Tom Lane wrote:
target would typically be around 10 or so.  It really wasn't designed to
be industrial-strength code.  (It was still a big improvement over what
we'd had before :-(.)  So I'm not very comfortable with taking it as the
design base for something that does need to be industrial-strength.

I did some googling and found a paper describing a method of determining most frequent elements from a stream called Lossy Counting:
http://www.vldb.org/conf/2002/S10P03.pdf
The following is an adaptation of an algorithm described in section 4.2 of that paper. I'll summarize it and propose an implementation using existing PG data structures.

The data structure (called D) is a set of entries in the form (e, f, d), where e is the lexeme, f is an integer representing the estimated frequency and d is the maximum possible error in f. We process tsvectors in batches. After each w tsvectors we will be pruning our data structure, deleting entries that are not frequent enough. Let b be the number of the current batch (tsvectors 1 to w are processed with b = 1, tsvectors w+1 to w*2 are processed with b = 2 and so on). Observe that w is an arbitrary number. Initially, D is empty. For each lexeme e we look up its entry in D. If it's found, we increment f in that entry. If not, we add a new entry in the form of (e, 1, b - 1).
After each w tsvectors we delete all entries from D, that have f + d <= b.

For example, consider such a list of tsvectors (numbers stand for lexemes, each line is a tsvector):
1 2 3
2 3 4 5
1 2
1 3 4
2 3 4 5
2 4 5 6

Let w = 3.
After processing the first tsvector D would look like so:
(1, 1, 0), (2, 1, 0), (3, 1, 0)
After processing the second tsvector D would be:
(1, 1, 0), (2, 2, 0), (3, 2, 0), (4, 1, 0), (5, 1, 0)
After the third tsvector we'd have:
(1, 2, 0), (2, 3, 0), (3, 2, 0), (4, 1, 0), (5, 1, 0)

And now we'd do the pruning. b = 1, so all entries with f + d <= 1 are discarded. D is then:
(1, 2, 0), (2, 3, 0), (3, 2, 0)

After processing the fourth tsvector we get:
(1, 3, 0), (2, 3, 0), (3, 3, 0), (4, 1, 1)
And then:
(1, 3, 0), (2, 4, 0), (3, 4, 0), (4, 2, 1), (5, 1, 1)
And finally:
(1, 3, 0), (2, 5, 0), (3, 4, 0), (4, 3, 1), (5, 2, 1), (6, 1, 1)

Now comes the time for the second pruning. b = 2, to D is left with:
(1, 3, 0), (2, 5, 0), (3, 4, 0), (4, 3, 1), (5, 2, 1)

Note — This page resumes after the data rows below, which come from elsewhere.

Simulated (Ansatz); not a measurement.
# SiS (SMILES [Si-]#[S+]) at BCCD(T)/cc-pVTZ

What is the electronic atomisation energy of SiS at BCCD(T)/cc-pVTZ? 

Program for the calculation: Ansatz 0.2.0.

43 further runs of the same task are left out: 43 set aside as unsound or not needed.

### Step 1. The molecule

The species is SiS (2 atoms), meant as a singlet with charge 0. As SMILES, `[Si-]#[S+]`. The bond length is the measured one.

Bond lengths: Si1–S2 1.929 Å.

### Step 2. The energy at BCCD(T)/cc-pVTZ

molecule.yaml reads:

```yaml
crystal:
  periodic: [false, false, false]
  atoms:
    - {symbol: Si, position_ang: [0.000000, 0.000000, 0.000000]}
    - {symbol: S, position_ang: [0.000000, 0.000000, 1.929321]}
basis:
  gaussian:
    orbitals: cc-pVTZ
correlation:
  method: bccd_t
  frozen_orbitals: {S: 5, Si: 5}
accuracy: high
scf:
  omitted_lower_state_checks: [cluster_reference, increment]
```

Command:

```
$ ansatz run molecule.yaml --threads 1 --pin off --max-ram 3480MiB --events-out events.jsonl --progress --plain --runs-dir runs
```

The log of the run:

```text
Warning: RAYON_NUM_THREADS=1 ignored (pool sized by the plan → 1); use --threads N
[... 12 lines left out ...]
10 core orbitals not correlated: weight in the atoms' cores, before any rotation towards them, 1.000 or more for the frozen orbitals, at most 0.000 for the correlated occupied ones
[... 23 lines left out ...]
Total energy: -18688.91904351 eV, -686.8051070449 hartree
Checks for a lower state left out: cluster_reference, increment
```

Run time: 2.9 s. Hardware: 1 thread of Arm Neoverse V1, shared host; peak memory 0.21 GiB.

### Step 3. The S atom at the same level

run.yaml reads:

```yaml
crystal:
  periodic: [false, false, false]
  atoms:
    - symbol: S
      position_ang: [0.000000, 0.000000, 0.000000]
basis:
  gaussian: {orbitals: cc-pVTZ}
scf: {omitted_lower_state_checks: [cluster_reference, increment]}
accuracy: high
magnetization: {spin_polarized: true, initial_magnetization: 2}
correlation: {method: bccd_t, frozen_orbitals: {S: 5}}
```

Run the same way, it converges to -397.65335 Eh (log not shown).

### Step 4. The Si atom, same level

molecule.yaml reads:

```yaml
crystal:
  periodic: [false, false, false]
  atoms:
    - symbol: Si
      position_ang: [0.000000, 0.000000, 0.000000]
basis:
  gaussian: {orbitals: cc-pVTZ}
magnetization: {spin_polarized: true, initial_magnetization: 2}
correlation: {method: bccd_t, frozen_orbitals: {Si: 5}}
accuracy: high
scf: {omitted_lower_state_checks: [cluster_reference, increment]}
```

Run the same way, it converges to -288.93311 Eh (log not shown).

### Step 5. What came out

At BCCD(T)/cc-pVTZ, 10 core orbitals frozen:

Finally we return entries with the largest values of f, their number depending on statistics_target. That ends the algorithm.

The original procedure from the paper prunes the entries after each "element batch" is processed, but the batches are of equal size. With tsvectors it seems sensible to divide lexemes into batches of different sizes, so the pruning always takes place after all the lexemes from a tsvector have been processed. I'm not totally sure if that change does not destroy some properties of that algorithm, but it looks reasonably sane.

As to the implementation: like Tom suggested, we could use a hashtable as D and an array of pointers to the hashtable entries, that would get updated each time a new hashtable entry would be added. Pruning would then require a qsort() of that table taking (f + d) as the sort key, but other than that we could just add new entries at the end of the array. An open question is: what size should that array be? I think that by knowing how long is the longest tsvector we could come up with a good estimate, but this needs to be thought over. Anyway, we can always repalloc().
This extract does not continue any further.